The Securities and Exchange Commission yesterday accused E. F. Hutton & Co., the second largest publicly owned brokerage firm, of aiding in the manipulation of the stock price of Rapid American Corp.

The commission ordered its allegations to be reviewed in a public hearing.

In addition to the firm, the SEC named Jerome D. Rosentein who manages Hutton's Miami Beach office and Bernard Berger, a former salesman at that office.

The SEC claims Berger came up with a scheme for buying stock at the very end of the trading day for an unnamed customer. The purpose was to artificially inflate the price of the stock, which had the effect of increasing the value of the equity in the customer's account. This, in turn, meant that the customer did not have to put up more capital to meet the margin requirements.

E. F. Hutton President George Ball called the SEC charges "ludicrous" and "totally unfounded." He said the firm "fully intends to litigate the case."

The SEC describes the alleged fraud this way:

In the first half of 1975, the price of Rapid American stock, traded on the New York Stock Exchange, declined. This caused the equity in the customer's margin account also to decline.

The Federal Reserve System says that up to 50 percent of the purchase price of stock can be financed with debt. To do this, however, a customer is required to maintain an equity margin with the brokerage firm equal to at least 25 percent of the market value of the stock purchased.

As the value of Rapid American dropped, the Hutton customer had to put up more equity to cover his margin, the SEC says.

"Berger and the customer had observed that the market price of Rapid American common stock . . . sometimes moved an eighth of a point on limited volume on the final trade of the day," the SEC says.

Between Aug. 3, and Oct. 12, 1976, Berger allegedly bought 100 shares each on 37 different days. These were the last trades on the stock which moved the price up an eighth of a point, the SEC says.

Rapid American was trading at about 5 1/2 at the time.

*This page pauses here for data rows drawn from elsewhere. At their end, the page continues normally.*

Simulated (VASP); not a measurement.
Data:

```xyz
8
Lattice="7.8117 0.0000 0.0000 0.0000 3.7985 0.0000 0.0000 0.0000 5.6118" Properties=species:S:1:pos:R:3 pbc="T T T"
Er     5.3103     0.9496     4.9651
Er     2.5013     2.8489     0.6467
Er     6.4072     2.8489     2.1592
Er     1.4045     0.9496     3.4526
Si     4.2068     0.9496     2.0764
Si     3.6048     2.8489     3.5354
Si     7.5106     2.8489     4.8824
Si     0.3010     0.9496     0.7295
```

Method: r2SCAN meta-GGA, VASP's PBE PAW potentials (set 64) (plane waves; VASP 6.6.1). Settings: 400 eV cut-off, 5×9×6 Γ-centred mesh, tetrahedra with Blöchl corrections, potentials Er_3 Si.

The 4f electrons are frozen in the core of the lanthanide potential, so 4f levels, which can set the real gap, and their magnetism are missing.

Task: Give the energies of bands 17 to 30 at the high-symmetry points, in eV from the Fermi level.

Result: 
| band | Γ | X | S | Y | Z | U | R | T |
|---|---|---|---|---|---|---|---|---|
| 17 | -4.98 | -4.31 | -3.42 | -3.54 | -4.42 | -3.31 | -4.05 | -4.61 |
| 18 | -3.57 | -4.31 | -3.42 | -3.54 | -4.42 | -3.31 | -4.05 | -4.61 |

Since Hutton uses the closing price to value equity in customers' accounts, the SEC says that these final trades had the affect of increasing the value of the customer's holdings in Rapid American.

Without the one-eighth, the SEC suggests the customer would have had to put up more equity in his margin account. The commission says the customer was not named in the action for jurisdictional reasons.

The SEC says Rosenstein failed to supervise Berger. It also claims he destroyed records of the customer's account.

But Ball said: "There is no law saying he had to keep those notes."

The hearing on the case is expected within two months.